On Friday 23 October 2015 14:54:58 Deepa Dinamani wrote:
Since the original implementation is broken already, my first preference was to fix the interface with the new interface itself.
I wouldn't call the original implementation broken, except for the 64-bit compat problem. What makes it broken is that the ioctl data structure changes in user space when that changes the defintion of 'struct timeval', but since the data returned here is a difference of two times, the current 32-bit tv_sec variable is actually good enough.
I don't think seconds granularity is sufficient here for usb operations. This page shows some tests which run for less than a second: http://blackfin.uclinux.org/doku.php?id=linux-kernel:usb-gadget:zero
That's not what I meant here. I mean using 32-bit tv_sec plus 32-bit tv_usec is always sufficient, because no test can run for more than 68 years and overflow the 32 bit number.
My intention was to not fix the broken interface, but to replace or
provide
a new interface.
Wouldn't the following be better?
#ifdef CONFIG_COMPAT old ioctl(code = 100) use old timeval struct #if CONFIG_COMPAT_TIME use compat_timeval instead of timeval #else new ioctl(code = 101) #endif
Sorry, I'm not really following here. Doesn't this break existing 32-bit users that don't even care about the y2038 issue?

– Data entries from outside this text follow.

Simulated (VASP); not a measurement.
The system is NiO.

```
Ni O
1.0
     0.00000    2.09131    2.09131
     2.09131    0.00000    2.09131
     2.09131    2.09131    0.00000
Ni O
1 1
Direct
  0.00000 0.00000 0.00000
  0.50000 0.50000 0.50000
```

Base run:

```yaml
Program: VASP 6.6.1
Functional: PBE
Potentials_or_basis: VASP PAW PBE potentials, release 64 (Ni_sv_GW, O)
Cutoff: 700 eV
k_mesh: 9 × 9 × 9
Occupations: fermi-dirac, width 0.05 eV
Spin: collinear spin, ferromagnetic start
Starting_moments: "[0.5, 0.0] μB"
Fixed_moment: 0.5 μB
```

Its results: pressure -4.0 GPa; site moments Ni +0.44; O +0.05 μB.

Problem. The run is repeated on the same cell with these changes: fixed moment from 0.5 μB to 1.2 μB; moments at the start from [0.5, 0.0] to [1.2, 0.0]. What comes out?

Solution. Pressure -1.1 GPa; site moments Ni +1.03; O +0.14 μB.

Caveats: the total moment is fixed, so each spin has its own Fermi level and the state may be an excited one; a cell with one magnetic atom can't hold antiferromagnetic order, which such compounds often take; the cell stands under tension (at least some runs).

Maybe I misunderstood what CONFIG_COMPAT_TIME was doing. What I meant was that we should keep the old interface only for older binaries. All new code should only use new interface. That was the eventual goal.
What I want COMPAT_TIME to mean eventually is to support old binaries that are known to be broken in 2038. This one is not does not suffer from the overflow, so we can leave it enabled unconditionally.
#ifdef CONFIG_COMPAT_TIME old ioctl(code = 100) support 64 bit and 32 bit timeval #endif new ioctl(code = 101)
By the time all support for 32-bit time is removed, use of the old interface should be removed.
Timeval was a bad struct to expose to userspace anyway.
In this regard, I was going to fix up the usbtest tool to use new interface also.
That would work too, and the USB maintainers might like this method. My preference would still be to keep the existing interface as the primary way and not force a change on the users, no matter how bad the original decision was.
From looking at http://www.linux-usb.org/usbtest/, my impression
is that this tool was never packaged properly for distributions and instead a simple .c file is offered for direct download. This means we probably have lots copies of this file in random places that are being used but never updated, even if we can change the master copy to use another interface. The existing file will still compile on future libc versions, but will fail to work correctly for now apparent reason if we deprecate that ioctl command.
Ok. In my system call patch series, I introduce a new
CONFIG_COMPAT_TIME
symbol that specifically deals with compatibility mode for 32-bit
time_t
on both 32-bit and 64-bit architectures. This is the #ifdef we should be using here as well in principle. My patches however are not merged yet, but there is no harm in leaving that code active here, as both versions provide a correct API and do not overflow in 2038.
Does it help to review a patch of this kind with a design document? Does the kernel review system allow something like this? Some of the questions that popped up are the ones I asked myself before. It might let the thought process be more evident.
Most kernel developers work better with patches than with design documents.
I was saying patches only communicate the final product. For instance, I did consider using .compat_ioctl, timespec64 etc. I cannot really tell the story as to why this is the best way to do it unless someone asks.
You can have a really long changelog text to describe this if you want.
Summarizing the next steps:
- Figure out how many ioctl or uapi need 64-bit timeval.
Sounds good.
- Should compat fix for existing usbtest ioctl be based on top of your
COMPAT_TIME changes?
I would prefer to see a fix for the driver that does not depend on my patches. Just do one that handles both variants of the data structure on both 32-bit and 64-bit architectures, without any #ifdef.
- Contact usb list about usbtest ioctl uses and about proposed new ioctl.
Yes, but don't make this one a priority. Adding a new ioctl is just the icing on the cake, and that patch mainly serves to highlight the fact that the original API was implemented poorly and how it should have been done instead. It's more important for us to avoid making things worse with the 64-bit time_t change.